Throughout history, young people have looked to role models for guidance as they navigate the challenging transition to adulthood.
However, like many aspects of modern life, the internet has reshaped this journey—making an already difficult rite of passage even more complicated and confusing. The internet can be a pretty wild place for teenagers these days. It’s a space where they learn, connect, and explore—but it also comes with real challenges. What’s only recently starting to get attention, though, is the digital world that young men are navigating every single day and how it is shaping our boys more than we realise.
Online spaces are more than just entertainment or distraction—they’re powerful environments where young minds are shaped, identities are formed, and ideas about masculinity, relationships, and power are reinforced or challenged.
According to a new report by Australia’s eSafety Commissioner, the internet is a space full of tensions, complexities, and opportunities for young men. The research focused on Australian males aged 16 to 21, exploring how they express identity, explore sexuality, and build social connections online. The findings show that gender norms can both empower and limit young men. When young men try to live up to rigid masculine stereotypes, it can lead to self-harm and harm to others.

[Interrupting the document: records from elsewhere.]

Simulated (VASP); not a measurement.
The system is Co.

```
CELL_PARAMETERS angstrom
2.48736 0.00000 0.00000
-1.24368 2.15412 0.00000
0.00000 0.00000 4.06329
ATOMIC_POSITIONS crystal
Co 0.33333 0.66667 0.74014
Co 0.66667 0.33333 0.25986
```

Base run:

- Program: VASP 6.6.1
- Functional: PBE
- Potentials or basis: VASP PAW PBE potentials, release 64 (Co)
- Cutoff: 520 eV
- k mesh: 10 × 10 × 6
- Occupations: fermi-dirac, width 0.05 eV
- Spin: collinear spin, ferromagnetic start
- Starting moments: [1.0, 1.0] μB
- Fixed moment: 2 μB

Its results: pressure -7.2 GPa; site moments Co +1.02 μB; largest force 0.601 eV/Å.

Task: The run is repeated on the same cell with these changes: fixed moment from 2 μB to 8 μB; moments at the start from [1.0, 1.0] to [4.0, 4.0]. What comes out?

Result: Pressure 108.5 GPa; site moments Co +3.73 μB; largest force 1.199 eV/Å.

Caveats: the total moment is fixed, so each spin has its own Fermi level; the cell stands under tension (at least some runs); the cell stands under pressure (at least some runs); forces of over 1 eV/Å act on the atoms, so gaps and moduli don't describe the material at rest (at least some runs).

eSafety Commissioner Julie Inman Grant emphasised the urgent need for positive and diverse male role models, warning that a small number of harmful voices are dominating online discussions about masculinity. The report said young men in the study spoke about actively seeking out content associated with self-improvement and male empowerment to become their "best version". Actively seeking out content about self-improvement sadly directs young men to male influencers. In a recent report released by the Movember Institute shows nearly 7 in 10 young men, seek out these influencers. Young men are attracted to the sense of community they find online and at the same time there appears to be a vacuum of role models and face constant pressure to conform to narrow, traditional ideals of manhood.
It is not an easy fix as there are many factors at play but what we can all do; as educators, parents and carers is to provide leadership on how to do good, help hone their critical reasoning skills and also to help cultivate responsible decision-making and self-awareness online.
Role modelling every day for our young men is so important and we have to remember they are always watching.